Story by Stella Soon
Ask Johanna Lim what school she was from, and you won’t get the textbook answer of “XX Polytechnic” or “YY Junior College”.
That’s because the first time she stepped into a classroom was at the age of 23, as a first-year undergraduate in the National University of Singapore (NUS).
Born the fifth of nine children, Johanna was homeschooled by her parents since birth and self-studied her way into NUS and the University Scholars Programme (USP).
“I was homeschooled from kindergarten. Basically I’ve never been to school at all.”
The driven individual self-studied her way through the A-level examinations, taking up a hybrid combination of Mathematics, Chemistry, Geography, and English Linguistics, but her results missed the mark.

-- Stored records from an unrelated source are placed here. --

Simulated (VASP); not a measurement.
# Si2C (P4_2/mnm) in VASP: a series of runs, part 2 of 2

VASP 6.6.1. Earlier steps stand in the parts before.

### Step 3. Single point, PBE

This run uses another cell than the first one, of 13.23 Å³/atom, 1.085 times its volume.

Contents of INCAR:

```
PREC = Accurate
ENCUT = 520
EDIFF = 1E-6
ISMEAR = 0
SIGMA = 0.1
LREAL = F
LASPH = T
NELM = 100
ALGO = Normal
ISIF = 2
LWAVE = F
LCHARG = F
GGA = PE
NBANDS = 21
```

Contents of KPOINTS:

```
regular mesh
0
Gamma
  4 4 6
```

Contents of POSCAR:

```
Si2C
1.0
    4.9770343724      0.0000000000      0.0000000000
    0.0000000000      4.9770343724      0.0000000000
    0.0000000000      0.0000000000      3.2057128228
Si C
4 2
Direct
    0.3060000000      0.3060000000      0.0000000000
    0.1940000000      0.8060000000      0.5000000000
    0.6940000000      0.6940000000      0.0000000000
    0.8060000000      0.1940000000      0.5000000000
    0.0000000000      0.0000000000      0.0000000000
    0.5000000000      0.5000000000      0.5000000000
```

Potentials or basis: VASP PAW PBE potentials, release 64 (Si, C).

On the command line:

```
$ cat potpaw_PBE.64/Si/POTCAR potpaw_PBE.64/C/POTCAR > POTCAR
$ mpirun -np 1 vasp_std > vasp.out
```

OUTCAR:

Determined to not let that get in her way, she then took the SAT subject tests. This paved the way for her admission into NUS’ Faculty of Arts and Social Sciences (FASS).
“People say ‘wow, you finished your high school by self-studying’. What motivated me? I don’t know, just that I have to finish.”
“I did it, but it was super tough. Not something I’d recommend,” she said with a laugh.
While Johanna has her heart set on double majoring in social work and Southeast Asian studies, she confessed to wanting to “study everything” initially.
“I went for the orientation lecture and every HOD [Head of Department] was giving their presentation. Philosophy – ah, I want to study that one. History – ah, I want to study that one.”
So applying for USP at the end of her first semester was a natural choice. “If I can’t do everything in FASS, I can just do it in USP.”
The Formative Years
Johanna was not the only one of the Lims who was homeschooled – she and all her 8 siblings studied, played, and slept under one roof.
Describing her parents as “fairly protective”, she attributed the reasons for their decision to homeschool their brood to religion and not wanting them to be negatively influenced by their peers.
“They wanted to control our education and make it more religious.”
So while her academic curriculum was based off the mainstream syllabus and books bought from Popular bookstore, she also followed a Christian religious curriculum from the United States.
Days were largely centred around completing both syllabi and doing the household chores.
“I’ll usually do a bit of chores first… then have my own quiet time. We’ll have breakfast together, then do more chores until 9 or 10, then we start studying.”
“Usually in the morning we’ll do the Bible curriculum from the States, and in the afternoon we’ll do the Singapore curriculum.”
Yet her innate thirst for knowledge meant she constantly pushed herself to learn things beyond the textbook.
A voracious reader, she finished reading most of the books in her house by the age of 12 and subsequently buried her nose in her parents’ parenting books.
Then she discovered the Internet. It soon became her best friend, and she spent hours devouring Jane Austen’s classics online.
She would also watch Youtube videos of people explaining new things.
“I googled everything,” she said.
Socialisation was part of the homeschooling curriculum as well.
While her mum met up with other homeschooling parents to swap experiences and tips, she would babysit all the children – totalling a dozen – for a few hours on end.
And as these kids were scarce in their teens, it meant her social circle largely consisted of friends younger – or older – than her, but rarely her age.
It’s not something she regrets much, however.
The Big Shift: Homeschool to University
Fast forward nearly two decades, and all Johanna’s homeschooling experiences have shaped her into an independent, driven young lady – nothing like the stereotypical ‘socially awkward’ homeschooled child.
While the transition to interacting with new people 24/7 in university was not bumpy, thanks to her six month-long overseas mission trip and year of work experience, her culture shock came in other forms.
“The greatest culture shock was to hear people say ‘I’m so sian, I don’t want to study’. I’m like, ‘what are you guys talking about?’”
This motivation to work hard definitely runs in the blood.
Her siblings are just as high-achieving – her eldest brother took up a business degree and now grinds numbers in a bank; the third oldest graduated amongst the top of his university cohort; and her younger brother is currently studying law in Australia.
If anything, their success has proved all the homeschooling naysayers wrong.
“It’s quite funny because my grandma was one of the ones who was quite adamant that my older brother should go to school. But now she’s pretty happy with us because I can cook; I can sew; I can handle the house as compared to my cousins.
“She’s happy with how it worked out and that most of us are quite independent and driven.”
And that’s probably why Johanna’s keen on homeschooling her children in the future – her own experience is something she definitely doesn’t regret.
When asked about how her homeschooling experience impacted her, her response came without hesitation.
“I’m not obliged to fit into a particular system. I’m more accepting of a different kind of timeline… something else that is more different; more off the beaten path.”